SPOILER ALERT: the following article contains massive spoilers, including the ending. If you have not yet seen the movie, proceed at your own risk, or better, come back to this article later!

Directed by Kevin Macdonald and based on the NY Times best-selling memoir “Guantánamo Diary” by Mohamedou Ould Slahi, this is the inspiring true story of Slahi’s fight for freedom after being detained and imprisoned without charge by the U.S. Government for years. Alone and afraid, Slahi (Tahar Rahim) finds allies in defense attorney Nancy Hollander (Jodie Foster) and her associate Teri Duncan (Shailene Woodley) who battle the U.S. government in a fight for justice that tests their commitment to the law and their client at every turn. Their controversial advocacy, along with evidence uncovered by a formidable military prosecutor, Lt. Colonel Stuart Couch (Benedict Cumberbatch), uncovers shocking truths and ultimately proves that the human spirit cannot be locked up.

SPOILERS AHEAD

The Mauritanian Plot Summary and Synopsis

Based on a true story.

November 2001, Mohamedou Ould Slahi is in Mauritania, two months after 9/11. A Mauritanian policeman tells Mohamedou that Americans want to have a talk with him. Mohamedou agrees to go with them.
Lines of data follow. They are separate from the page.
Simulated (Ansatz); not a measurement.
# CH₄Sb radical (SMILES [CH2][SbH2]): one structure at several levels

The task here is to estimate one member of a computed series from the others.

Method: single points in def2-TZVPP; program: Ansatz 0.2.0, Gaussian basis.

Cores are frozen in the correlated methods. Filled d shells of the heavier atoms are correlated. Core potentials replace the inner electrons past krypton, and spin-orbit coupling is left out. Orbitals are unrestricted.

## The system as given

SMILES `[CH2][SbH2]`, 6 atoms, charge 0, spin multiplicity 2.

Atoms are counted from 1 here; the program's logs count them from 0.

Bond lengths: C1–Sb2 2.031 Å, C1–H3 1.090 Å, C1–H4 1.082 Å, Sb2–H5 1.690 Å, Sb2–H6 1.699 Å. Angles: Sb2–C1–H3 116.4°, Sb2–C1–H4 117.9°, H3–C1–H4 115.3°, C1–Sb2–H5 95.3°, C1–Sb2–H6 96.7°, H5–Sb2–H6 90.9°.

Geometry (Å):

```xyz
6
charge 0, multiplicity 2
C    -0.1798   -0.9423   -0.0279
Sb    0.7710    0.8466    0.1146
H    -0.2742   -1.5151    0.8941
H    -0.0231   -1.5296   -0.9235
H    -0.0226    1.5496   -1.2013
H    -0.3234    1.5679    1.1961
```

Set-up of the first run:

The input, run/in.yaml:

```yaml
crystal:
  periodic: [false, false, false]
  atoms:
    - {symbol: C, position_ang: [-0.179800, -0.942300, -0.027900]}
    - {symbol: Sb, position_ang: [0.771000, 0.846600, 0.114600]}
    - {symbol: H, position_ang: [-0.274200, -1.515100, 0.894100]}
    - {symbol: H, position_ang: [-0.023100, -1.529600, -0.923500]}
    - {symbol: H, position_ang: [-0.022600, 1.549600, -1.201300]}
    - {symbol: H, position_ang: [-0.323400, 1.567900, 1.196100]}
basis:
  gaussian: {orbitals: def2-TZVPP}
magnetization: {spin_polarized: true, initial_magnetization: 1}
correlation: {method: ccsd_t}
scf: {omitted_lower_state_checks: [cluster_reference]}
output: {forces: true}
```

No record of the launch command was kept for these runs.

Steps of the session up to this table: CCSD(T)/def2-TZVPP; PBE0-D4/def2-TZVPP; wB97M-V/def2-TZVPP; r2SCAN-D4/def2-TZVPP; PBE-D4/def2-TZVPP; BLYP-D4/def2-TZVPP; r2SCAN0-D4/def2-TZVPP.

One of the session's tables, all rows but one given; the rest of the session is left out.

Albuquerque, New Mexico, February 2005, lawyer Nancy Hollander is told by French lawyer Emmanuel that a lawyer from Mauritania approached his firm in Paris on behalf of Mohamedou’s family.

They haven’t seen Mohamedou since he was arrested three years ago and only just found out in a newspaper that he is being held by the US at Guantánamo Bay in Cuba and is accused of being one of the organizers of 9/11. Emmanuel asks Nancy to look into it because she has security clearance from a previous case and can ask questions he can’t. Nancy agrees to check.

At a Naval Law Conference in New Orleans, Marine Prosecutor Stuart Couch is told by Colonel Bill Seidel, about Mohamedou case they want him to prosecute, who they say fought with Al-Qaeda in the 90s and then recruited for them in Germany, and says it was Mohamedou who recruited the terrorist who flew Stu’s friend’s plane into the tower.

Nancy and Teri fly down to Guantánamo to meet Mohamedou. Mohamedou agrees to hire them as his lawyers. Meanwhile, Stu tells his team to go through all the intel reports they have to corroborate the story against Mohamedou.

Nancy finds out through Mohamedou’s letter which she received from him while Stu looks at the MFR (Memorandum for the Record), showing what exactly happened. The letter and reports talk about enhanced torture and treatment including sexual assault with Mohamedou by the Guantanamo guards as ordered by General Mandel. General Mandel had also threatened him with the arrest and rape of his mother. Thus, to save his mother, Mohamedou gave false confession about being a terrorist.

December 2009, at trial Mohamedou, is able to testify over video link to the court. March 2010, Mohamedou gets a letter and finds out his case was successful, and the judge has ordered that he be released.

The on-screen text says that it would actually be another 7 years before he was released because the government appealed. His mother died in 2013, and he never saw her again.

He was finally released in 2016, having spent 14 years in prison without ever being charged.

The Mauritanian Ending

Finally, footage of the real Mohamedou arriving back in Mauritania is shown. The on-screen text says Mohamedou lives in Mauritania and got married in 2018 to an American lawyer. They have a baby son, Ahmed, but haven’t been able to live together as a family and are hoping a country will grant them protection and citizenship.

Nancy and Teri are still lawyers working against injustice, and we see footage of Mohamedou giving them necklaces with their names in Arabic.